Monday, December 15, 2008

More Phony Accountability

In case you were having even a moment of doubt, let me assure you that accountability is the educational mantra of the moment. In an editorial last Friday, the New York Times praised a program in Louisiana for gauging teacher and teacher training program effectiveness. The Times writes:
"The most striking innovation is an evaluation system that judges teacher-preparation programs based on how much their graduates improve student performances in important areas, including reading, math and science. Once the evaluation system is in place throughout the state, officials would be able to determine which programs are turning out first-class teachers and which ones still need work."

What's not mentioned is that the way that the state will be judging improvement in student performance is through standardized testing. Let's ignore for a moment that (as Eduwonkette has posted) the standardized tests given across the country can't really be used for measuring student progress from year to year. What really concerns me is how abstracted these accountability measures are becoming from real learning.

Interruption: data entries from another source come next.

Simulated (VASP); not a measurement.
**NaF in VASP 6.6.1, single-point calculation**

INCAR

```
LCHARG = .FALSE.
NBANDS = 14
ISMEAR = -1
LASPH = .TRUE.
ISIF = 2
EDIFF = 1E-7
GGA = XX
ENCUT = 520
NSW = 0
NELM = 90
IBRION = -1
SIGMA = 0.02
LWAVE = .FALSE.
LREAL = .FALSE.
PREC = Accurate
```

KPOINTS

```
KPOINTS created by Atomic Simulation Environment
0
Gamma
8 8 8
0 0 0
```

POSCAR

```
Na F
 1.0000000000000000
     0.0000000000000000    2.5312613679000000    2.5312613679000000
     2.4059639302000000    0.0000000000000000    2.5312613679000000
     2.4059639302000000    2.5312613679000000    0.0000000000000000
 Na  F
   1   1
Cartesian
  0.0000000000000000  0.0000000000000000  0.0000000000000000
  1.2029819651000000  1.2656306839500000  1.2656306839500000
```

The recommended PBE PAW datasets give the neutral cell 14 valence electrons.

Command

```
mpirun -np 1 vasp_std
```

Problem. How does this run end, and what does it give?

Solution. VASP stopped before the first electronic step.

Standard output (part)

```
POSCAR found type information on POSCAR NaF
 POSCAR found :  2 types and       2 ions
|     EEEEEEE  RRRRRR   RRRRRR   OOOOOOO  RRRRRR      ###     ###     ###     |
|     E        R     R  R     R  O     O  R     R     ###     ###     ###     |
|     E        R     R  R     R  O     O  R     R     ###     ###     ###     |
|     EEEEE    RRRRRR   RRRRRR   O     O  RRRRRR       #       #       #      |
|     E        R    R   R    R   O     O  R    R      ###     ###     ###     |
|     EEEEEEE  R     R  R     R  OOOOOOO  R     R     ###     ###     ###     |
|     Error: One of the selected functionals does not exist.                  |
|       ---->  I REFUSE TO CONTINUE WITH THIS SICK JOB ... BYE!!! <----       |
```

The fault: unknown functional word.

Consider this. What the Louisiana program is really measuring is which teacher-preparation programs best teacher teachers to teach to the test. That's what it comes down to. A college of education would be judged by the results twice removed from its actual program. In addition, a well-regarded school like Bank Street College of Education in New York would probably get panned in such a system because of it's progressive, test de-emphasizing approach.

Now, there may be a debate to be had over whether Bank Street is better or worse than a more traditional schooling approach. But let's actually have that debate. Let's not just assume the debate is over and now it's time to start measuring the results.